Power to Illuminate - Five Poems (Part 2)
- TM Moore
- Sep 25, 2025
- 4 min read
We can get used to seeing things the same way, day after day, week after week, or even after many readings of the same passage of Scripture. After a while, the things we see always look the same. They don’t seem to have much depth or be of much interest. A tree is just a tree, the night sky just an array of lights, my neighbor is just the guy next door, this job is just a job.
In reality though, everything we see, all the people we meet and the tasks we undertake, everything about our physical surroundings—all of this is fraught with wonder, mystery, and depth of insight. People are made in the image and likeness of God. Work is a gift from God and an arena in which to demonstrate His wisdom, excellence, orderliness, and glory. And the creation declares the glory of God from the dimmest star in the night sky to the smallest pink centaury star flower under our feet. Glory and amazement are all around, together with opportunities for growth and service in the Lord.
This is especially true of Scripture. Faithful Christians read their Bibles regularly. They listen to sermons at least weekly and may belong to a Bible study group where the Word is opened and faithfully discussed.
But all this passing over and through the texts of Scripture can have an unnoticed stultifying effect. As we’re reading the Word each day, something in our subconscious—undoubtedly the law of sin (Rom. 7.21-23)—might say, “Yeah, yeah, I’ve read this a hundred times. Let’s move on.”
But surely we don’t think we have ever fully plumbed the depths of the eternal and unchanging Word of God? Surely there is more to be discovered, considered, experienced, and learned from our time in the Word?
Yet, like the Ethiopian eunuch (Acts 8.30ff.), we might need a guide to take us deeper, past just what’s on the surface, beyond what we have understood in our reading and study thus far.
And here is where poetry can help us see deeper into the Word of God and know more of its living and transforming power.

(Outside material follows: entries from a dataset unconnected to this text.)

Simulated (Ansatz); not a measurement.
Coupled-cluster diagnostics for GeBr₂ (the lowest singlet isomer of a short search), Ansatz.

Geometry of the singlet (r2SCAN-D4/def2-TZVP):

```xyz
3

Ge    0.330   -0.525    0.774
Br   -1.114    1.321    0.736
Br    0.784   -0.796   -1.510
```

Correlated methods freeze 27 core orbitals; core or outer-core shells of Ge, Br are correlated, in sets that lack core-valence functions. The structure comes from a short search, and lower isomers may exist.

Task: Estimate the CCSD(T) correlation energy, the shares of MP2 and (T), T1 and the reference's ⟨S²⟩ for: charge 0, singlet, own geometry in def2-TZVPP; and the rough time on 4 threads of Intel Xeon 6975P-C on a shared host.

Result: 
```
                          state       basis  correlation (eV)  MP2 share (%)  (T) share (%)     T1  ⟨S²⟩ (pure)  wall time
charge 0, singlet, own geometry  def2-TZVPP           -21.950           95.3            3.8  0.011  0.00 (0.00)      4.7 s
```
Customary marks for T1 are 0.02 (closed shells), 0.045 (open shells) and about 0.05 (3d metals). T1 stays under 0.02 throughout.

One example should suffice. Doubtless most of us have read the report of Assyria’s defeat at the hands of the LORD in 2 Kings 19.35: “And it came to pass on a certain night that the angel of the LORD went out, and killed in the camp of the Assyrians one hundred and eighty-five thousand; and when people arose early in the morning, there were the corpses—all dead.” While all the mechanics of this operation may escape us, we accept as true just what the passage says. God struck down the Assyrians who were descending on Jerusalem with conquest and destruction in mind.
George Gordon, Lord Byron’s (1788-1824) poem about this incident, “The Destruction of Sennacherib,” encourages us to slow down, become immersed in the event, and experience—if only in a brief frisson—the incalculable power of almighty God:
The Assyrian came down like the wolf on the fold,
And his cohorts were gleaming in purple and gold;
And the sheen of their spears was like stars on the sea,
When the blue wave rolls nightly on deep Galilee.
Like the leaves of the forest when Summer is green,
That host with their banners at sunset were seen:
Like the leaves of the forest when Autumn hath blown,
That host on the morrow lay withered and strown.
For the Angel of Death spread his wings on the blast,
And breathed in the face of the foe as he passed;
And the eyes of the sleepers waxed deadly and chill,
And their hearts but once heaved, and for ever grew still!
And there lay the steed with his nostril all wide,
But through it there rolled not the breath of his pride;
And the foam of his gasping lay white on the turf,
And cold as the spray of the rock-beating surf.
And there lay the rider distorted and pale,
With the dew on his brow, and the rust on his mail:
And the tents were all silent, the banners alone,
The lances unlifted, the trumpet unblown.
And the widows of Ashur are loud in their wail,
And the idols are broke in the temple of Baal;
And the might of the Gentile, unsmote by the sword,
Hath melted like snow in the glance of the Lord!
Here the poet has entered the story, not just read it. He wants us to feel the terror of the Assyrian threat and see the splendor of their battle array. But he also magnifies the greatness of God Who struck down 185,000 proud warriors without smiting a single one of them. And Byron wants us also to feel the shudder of fear that would have spread throughout Nineveh when runners brought the report of this disaster to that proud and godless people.
Imagine if we had a poem like this for every passage of Scripture! Would that help us slow down in our reading? Engage our imaginations a bit more? Enter the text more fully and personally? Think more deeply and fearfully and wonderfully about our God?
Happily, there are many such poems—some of them cast in the form of hymns. All we have to do is search them out.
Poetry has the power to illuminate the revelation of God so that we can see it better and experience it more fully. And this is true not only of the revelation of God in Scripture, but of His revelation in creation as well.
So today, as you read your Bible, try sinking into the text like a poet. Observe more deeply. Look to see Jesus with more concentration and focus (Jn. 5.39). And open your soul to the transforming power of God’s Word.